EX-99 3 exhibit99.htm EXHIBIT 99 EXHIBIT 99

Exhibit 99

AZTAR

News Release  

 

 

AZTAR REPORTS FOURTH-QUARTER 2003 RESULTS

       PHOENIX, Arizona - February 11, 2004 - Aztar Corporation (NYSE: AZR) today reported its fourth-quarter 2003 financial results. Revenue and EBITDA were lower in the quarter primarily as a result of the impact on operations from the collapse of a parking garage under construction at the Tropicana Atlantic City. Consolidated EBITDA was $30.2 million, which does not include potential profit recovery from claims made under the company's business interruption insurance, compared to $40.3 million in the 2002 quarter. Diluted earnings per share in the 2003 fourth quarter were 32 cents which include 19 cents from an IRS settlement; diluted earnings per share in the 2002 fourth quarter were 31 cents which include three cents from an IRS settlement.

Disruption to Operations from Construction Accident

        Operating results in the fourth quarter of 2003 were significantly impacted by the decline in revenue caused by the disruption that followed the tragic accident that occurred on October 30, 2003 at the site of the expansion of the Tropicana Atlantic City. The garage collapse resulted in the temporary evacuation of 600 hotel rooms; the closure of two blocks of Pacific Avenue and two blocks of Brighton Avenue; and obstruction of access to the Tropicana's porte cochere, self-park garage and bus terminal. While Pacific Avenue reopened on January 30, 2004, normal traffic patterns are still hindered by the continuing closure of one block of Brighton Avenue. As a result, the bus terminal remains closed and access to the porte cochere and the self-park garage continues to be accomplished via secondary routes.

       Claims for business interruption for fiscal November and December have been filed with the company's insurers in the amount of $7.0 million of EBITDA, and additional claims will be filed for continuing business interruption in 2004. Profit recovery from business interruption insurance will be recorded when the amount of recovery, which may be different from the amount claimed, is agreed to by the insurers. In the fourth quarter, had the insurers agreed to the amount of the claims filed by the company, that recovery would have contributed approximately 12 cents to diluted earnings per share for the quarter.

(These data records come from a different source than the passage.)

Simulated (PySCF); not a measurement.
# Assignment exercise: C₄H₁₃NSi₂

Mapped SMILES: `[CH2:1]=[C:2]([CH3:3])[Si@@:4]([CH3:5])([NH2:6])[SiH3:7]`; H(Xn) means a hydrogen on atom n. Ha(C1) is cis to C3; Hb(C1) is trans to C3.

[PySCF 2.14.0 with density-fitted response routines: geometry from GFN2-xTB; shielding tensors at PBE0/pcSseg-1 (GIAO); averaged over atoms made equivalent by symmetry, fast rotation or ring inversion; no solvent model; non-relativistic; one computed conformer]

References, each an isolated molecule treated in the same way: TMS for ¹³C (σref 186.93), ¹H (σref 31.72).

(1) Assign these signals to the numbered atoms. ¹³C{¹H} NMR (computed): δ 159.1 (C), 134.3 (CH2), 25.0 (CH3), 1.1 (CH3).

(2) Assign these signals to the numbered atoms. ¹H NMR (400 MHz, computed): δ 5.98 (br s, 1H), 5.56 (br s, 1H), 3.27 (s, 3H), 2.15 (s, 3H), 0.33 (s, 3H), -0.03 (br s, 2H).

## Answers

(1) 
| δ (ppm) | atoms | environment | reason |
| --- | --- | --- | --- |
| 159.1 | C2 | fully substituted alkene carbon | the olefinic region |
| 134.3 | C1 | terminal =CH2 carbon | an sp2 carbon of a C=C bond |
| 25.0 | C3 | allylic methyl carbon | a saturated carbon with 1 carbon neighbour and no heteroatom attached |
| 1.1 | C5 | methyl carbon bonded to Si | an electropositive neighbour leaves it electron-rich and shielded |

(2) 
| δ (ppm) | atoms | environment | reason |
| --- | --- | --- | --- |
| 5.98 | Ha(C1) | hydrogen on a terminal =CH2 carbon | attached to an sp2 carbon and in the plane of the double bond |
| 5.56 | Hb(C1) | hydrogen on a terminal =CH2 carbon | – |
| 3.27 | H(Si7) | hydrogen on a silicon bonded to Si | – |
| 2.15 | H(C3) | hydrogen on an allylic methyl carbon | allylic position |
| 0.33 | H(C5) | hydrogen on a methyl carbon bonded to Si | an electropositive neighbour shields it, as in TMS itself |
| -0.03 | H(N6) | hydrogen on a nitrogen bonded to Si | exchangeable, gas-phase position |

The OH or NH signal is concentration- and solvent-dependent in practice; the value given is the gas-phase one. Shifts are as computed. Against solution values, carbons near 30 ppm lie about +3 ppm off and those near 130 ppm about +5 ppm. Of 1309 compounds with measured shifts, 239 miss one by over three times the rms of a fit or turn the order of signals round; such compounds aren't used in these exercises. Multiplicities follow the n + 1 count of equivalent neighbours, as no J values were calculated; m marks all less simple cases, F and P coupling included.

Aztar Fourth-Quarter 2003 Earnings Release      February 11, 2004 Page 2

         "With Pacific Avenue now reopened, in early February the Tropicana began augmenting its marketing programs to offset the loss of business caused by the continuing physical disruption as well as the perception of disruption caused by the accident," said Paul E. Rubeli, Aztar chairman of the board and chief executive officer. "The marketing emphasis is on substantially increasing advertising, entertainment and promotions, not on increasing coin giveaways or complimentaries. A new promotion called 'Derby Days' was launched this month and will be heavily advertised; entertainment schedules in our lounges have been significantly expanded; and our hotel room packages will be promoted heavily on television, radio and in newspapers. It is our goal to remain competitive in an aggressive and productive way while we await the opening of our expansion later this year."

Construction Status

        As previously reported, construction has resumed on the new 500-room hotel tower and portions of the 200,000-square-foot dining, entertainment and retail complex to be known as The Quarter. Preparation for removal of the garage debris is underway. Although a final schedule for the reconstruction must await completion of the debris removal and further inspection of the adjacent structure, the preliminary schedule calls for the opening of the expansion by the end of September 2004. The focus of the planning is to open the entire expansion, consisting of The Quarter, a 20,000-square-foot conference center, the hotel tower and a 2,400-space garage, at the same time in a complete and first-class manner.

Income Taxes

        The company and the Internal Revenue Service settled some unresolved issues in connection with the examination of the company's income tax returns for the years 1994 through 1999. The settlement resulted in a tax benefit in the 2003 fourth quarter of $6.7 million, equivalent to 19 cents diluted earnings per share. In the fourth quarter of 2002, the company settled the same issues with the IRS in connection with the 1992 and 1993 examination, resulting in a tax benefit of $1.0 million, equivalent to three cents diluted earnings per share.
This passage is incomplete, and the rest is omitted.